“Cilka’s Journey,” written by Heather Morris, best-selling author of “The Tattooist of Auschwitz,” is a powerful, deeply moving story that views the Holocaust from the women’s perspective.
It’s based on the experiences of Cecilia “Cilka” Klein, a beautiful, 16-year-old girl at the time she entered that hell. In addition to her skills and steadfast courage, her mind’s ability to survive beyond the most atrocious and unfathomable horrors of the Holocaust was responsible for her endurance through years of savage brutality.
In both books, Morris did an exquisite job of focusing on the power of love, set in the soul-crushing background of the concentration camps. She was sought out as a non-Jewish writer, by Lale Sokolov, to tell his story as the Slovakian Jewish prisoner who survived by becoming the tattooist of Auschwitz.
Morris provides a vital degree of separation in her telling of their stories, that allows us to keep reading. Knowing upfront that Lale, his love Gita, and their friend Cilka survived, gives us the courage to imagine their pain, as we come to care for each one of them deeply.
Watching Holocaust films in my youth was traumatic. As a result, I avoided the topic as an adult, fearing I’d fall down the rabbit hole of despair. Through a string of synchronicities, however, and being ever reverent of those who experienced the Holocaust, I read “The Tattooist of Auschwitz.”

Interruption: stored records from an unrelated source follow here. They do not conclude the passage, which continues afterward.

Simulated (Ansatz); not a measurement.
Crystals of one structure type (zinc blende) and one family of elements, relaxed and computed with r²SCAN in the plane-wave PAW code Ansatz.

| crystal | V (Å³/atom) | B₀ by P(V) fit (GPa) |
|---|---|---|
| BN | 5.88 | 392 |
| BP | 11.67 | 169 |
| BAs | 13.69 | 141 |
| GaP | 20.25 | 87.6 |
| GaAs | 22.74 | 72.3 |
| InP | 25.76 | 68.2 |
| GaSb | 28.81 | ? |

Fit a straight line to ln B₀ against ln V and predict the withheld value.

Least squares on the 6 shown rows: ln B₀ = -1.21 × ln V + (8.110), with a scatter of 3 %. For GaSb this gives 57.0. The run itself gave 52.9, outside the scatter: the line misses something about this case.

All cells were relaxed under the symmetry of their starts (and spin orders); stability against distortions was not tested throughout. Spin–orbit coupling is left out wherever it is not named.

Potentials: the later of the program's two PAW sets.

Morris wrote “Cilka’s Journey” next, through Lale’s account, along with Gita’s firsthand knowledge of what transpired in the women’s block.
The startling contrast between what stresses people today versus what those prisoners endured not so long ago, puts things in a perspective that needs to be realized. These outstanding books should be required reading for students, their parents and all adults.
The book will be featured at noon Nov. 4 in conversation with freelance writer Victoria Comella.